Central Asia recorded strong economic growth in 2025 and is expected to maintain momentum in 2026, according to new estimates from the Eurasian Development Bank (EDB), though rising inflation and high borrowing costs continue to weigh on households.
The EDB said the region’s economy expanded by about 6.6% in 2025 and is forecast to grow around 6.1% in 2026. The figures cover Kazakhstan, the Kyrgyz Republic, Tajikistan and Uzbekistan, while Turkmenistan was excluded due to data limitations.
The growth outlook compares favourably with advanced economies. The bank expects the United States to grow by around 1.6% in 2026 and the euro area by about 1.1%, while China’s economy is projected to expand by roughly 4.6%.
Despite strong headline growth, economists note that rising prices and high interest rates are limiting the impact on living standards across the region.
Uneven growth across countries
Growth varies significantly among Central Asian economies. The Kyrgyz Republic is expected to lead the region, with growth estimated at 10.3% in 2025 and 9.3% in 2026.
Uzbekistan is projected to grow by 7.4% in 2025 and 6.8% next year, while Kazakhstan is forecast to expand by 5.9% in 2025 and 5.5% in 2026.
Economists say faster growth in smaller economies often reflects a catch-up phase rather than sustained long-term expansion.
Income gaps remain wide
Per-capita income levels across Central Asia remain well below those in advanced economies. According to the World Bank, Kazakhstan’s GDP per capita is around $14,154, compared with $3,162 in Uzbekistan and $2,420 in the Kyrgyz Republic.
By comparison, GDP per capita in the United States exceeds $84,000, while China’s stands at roughly $13,300.
Inflation offsets gains
Inflation continues to reduce the benefits of growth for households. In 2025, inflation reached about 12.3% in Kazakhstan, 9.1% in the Kyrgyz Republic, and 7.5% in Uzbekistan.

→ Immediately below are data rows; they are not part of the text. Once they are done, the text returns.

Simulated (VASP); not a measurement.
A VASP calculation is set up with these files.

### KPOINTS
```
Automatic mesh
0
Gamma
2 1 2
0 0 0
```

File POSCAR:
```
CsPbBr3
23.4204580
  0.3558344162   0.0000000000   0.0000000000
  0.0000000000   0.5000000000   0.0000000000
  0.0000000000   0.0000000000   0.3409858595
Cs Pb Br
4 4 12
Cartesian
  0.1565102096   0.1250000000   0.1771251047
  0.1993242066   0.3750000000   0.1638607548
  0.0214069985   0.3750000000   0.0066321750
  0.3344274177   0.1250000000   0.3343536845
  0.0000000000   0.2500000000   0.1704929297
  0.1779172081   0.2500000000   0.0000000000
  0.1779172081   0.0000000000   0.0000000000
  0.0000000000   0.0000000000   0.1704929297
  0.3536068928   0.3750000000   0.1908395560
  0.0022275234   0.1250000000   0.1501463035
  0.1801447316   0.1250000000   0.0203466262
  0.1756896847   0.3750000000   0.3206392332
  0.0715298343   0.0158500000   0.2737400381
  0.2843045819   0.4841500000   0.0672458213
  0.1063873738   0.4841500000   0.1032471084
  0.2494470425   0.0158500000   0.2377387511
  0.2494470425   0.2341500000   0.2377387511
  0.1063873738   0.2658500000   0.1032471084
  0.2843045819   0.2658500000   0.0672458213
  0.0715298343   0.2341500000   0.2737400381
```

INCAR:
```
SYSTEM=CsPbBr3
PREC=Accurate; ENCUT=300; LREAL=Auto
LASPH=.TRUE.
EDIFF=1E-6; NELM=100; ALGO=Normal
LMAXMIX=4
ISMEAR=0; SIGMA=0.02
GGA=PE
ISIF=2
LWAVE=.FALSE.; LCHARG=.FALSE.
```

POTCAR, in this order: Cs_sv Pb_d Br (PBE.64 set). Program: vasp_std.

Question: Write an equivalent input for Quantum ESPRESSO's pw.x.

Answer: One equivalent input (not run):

High inflation has kept interest rates elevated. Kazakhstan’s policy rate remains near 18%, compared with about 14% in Uzbekistan and 11% in the Kyrgyz Republic.
The EDB said easing inflation would allow interest rates to fall and support economic stability.
Trade shifts support growth
Analysts say part of the region’s recent expansion has been supported by changes in trade and logistics following Russia’s invasion of Ukraine. The Kyrgyz Republic has benefited from redirected trade flows, particularly re-exports between China and Russia.
In Kazakhstan, growth has been supported by manufacturing and the energy sector, including expanded production at the Tengiz oil field. Uzbekistan has seen strong investment growth and higher export revenues, supported by elevated gold prices.
Risks ahead
Despite current momentum, economists warn of risks from weaker global growth and geopolitical uncertainty. The World Bank expects regional growth to slow in 2026 and 2027 as external conditions become more challenging.